These are the cartoons that kept Australians laughing for a century
By Helen Pitt
What happens when 24 cartoonists and a poet walk into a Sydney artist’s studio together and drink lots of beer?
It sounds like the start of a bad joke. But it was the beginning of the first association of newspaper artists in the world: the Society of Australian Black and White Artists Club, which formed exactly a century ago, on July 17, 1924.
At that first gathering they elected Cecil Hartt, the first staff artist at Smith’s Weekly, as founding president. Hartt, like his cartooning contemporaries, was considered to be as handy with a glass as he was with a pencil, which may be why The Bulletin writer Henry Lawson called the collective “Beerhemians”.

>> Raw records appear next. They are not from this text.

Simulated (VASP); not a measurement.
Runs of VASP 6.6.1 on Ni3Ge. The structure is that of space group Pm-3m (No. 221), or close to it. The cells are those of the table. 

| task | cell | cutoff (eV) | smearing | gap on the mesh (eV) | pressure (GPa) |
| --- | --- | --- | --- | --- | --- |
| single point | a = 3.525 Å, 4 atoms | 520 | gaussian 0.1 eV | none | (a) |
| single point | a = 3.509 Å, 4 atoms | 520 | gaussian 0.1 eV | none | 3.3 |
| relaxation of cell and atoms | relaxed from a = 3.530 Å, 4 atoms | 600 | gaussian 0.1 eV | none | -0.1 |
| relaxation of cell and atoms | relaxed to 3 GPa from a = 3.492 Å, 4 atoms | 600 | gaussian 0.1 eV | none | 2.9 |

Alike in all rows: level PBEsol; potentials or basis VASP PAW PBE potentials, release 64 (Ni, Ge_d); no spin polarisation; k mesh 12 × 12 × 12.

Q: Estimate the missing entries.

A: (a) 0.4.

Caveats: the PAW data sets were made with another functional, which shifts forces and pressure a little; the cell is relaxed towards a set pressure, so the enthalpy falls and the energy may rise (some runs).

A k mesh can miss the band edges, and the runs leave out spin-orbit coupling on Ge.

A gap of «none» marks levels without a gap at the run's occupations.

On Wednesday, the Australian Cartoonists Association, as it is now known, will celebrate a century to the day since its formation in a display of more than 70 works at the State Library of NSW.
A Century of Satire includes work by May Gibbs, Mr Squiggle creator Norman Hetherington, Sydney Morning Herald cartoonists John Shakespeare, Alan Moir and George Molnar, the Financial Review’s David Rowe and The Age’s Bruce Petty.
NSW Minister for the Arts John Graham will open the show, which pays tribute to the association whose members’ behaviour was so outrageous at their 1924 Black and White Artists Ball that further artists’ balls were banned from the Sydney Town Hall.
It was a particularly blokey profession until World War II, when female cartoonists Mollie Horseman and Joan Morrison, known as the “Smith sisters,” began drawing. Since then, the likes of Jenny Coopes, Fiona Katauskas and current ACA president, The Sydney Morning Herald editorial cartoonist Cathy Wilcox have dominated the field.
“Cartoonists of the early 20th century were often skilled and self-taught in many areas. The cartoonists of Smith’s Weekly wrote articles and poetry and were often part of a cohort of other fine artists, like Norman Lindsay,” Wilcox says.
“Cartoons still serve the purpose of pushing back against abuse of power and giving readers permission to feel they are not alone in perceiving hypocrisy and unfairness.”
The show’s curator, Elise Edmonds, says she trawled the State Library’s extensive black-and-white art collection to find cartoons from the past century that still resonate today.
“There’s been some common themes in Australian cartooning, from war, poverty and the cost of living, which are as relevant today as they were in the Great Depression in the 1930s,” Edmonds says.
“Petrol, mortgage and housing costs are favourite subjects, as has been fears of over-development, particularly in Sydney from the 1970s on.
“Politicians are constant fodder, from the rise of dictators from the 1930s to former PMs Bob Hawke, Paul Keating and John Howard.
“The idea of the show is to revel in the dark humour, and show how cartoonists create comedy out of the times in which we live,” she says.
A Century of Satire runs until December 2024.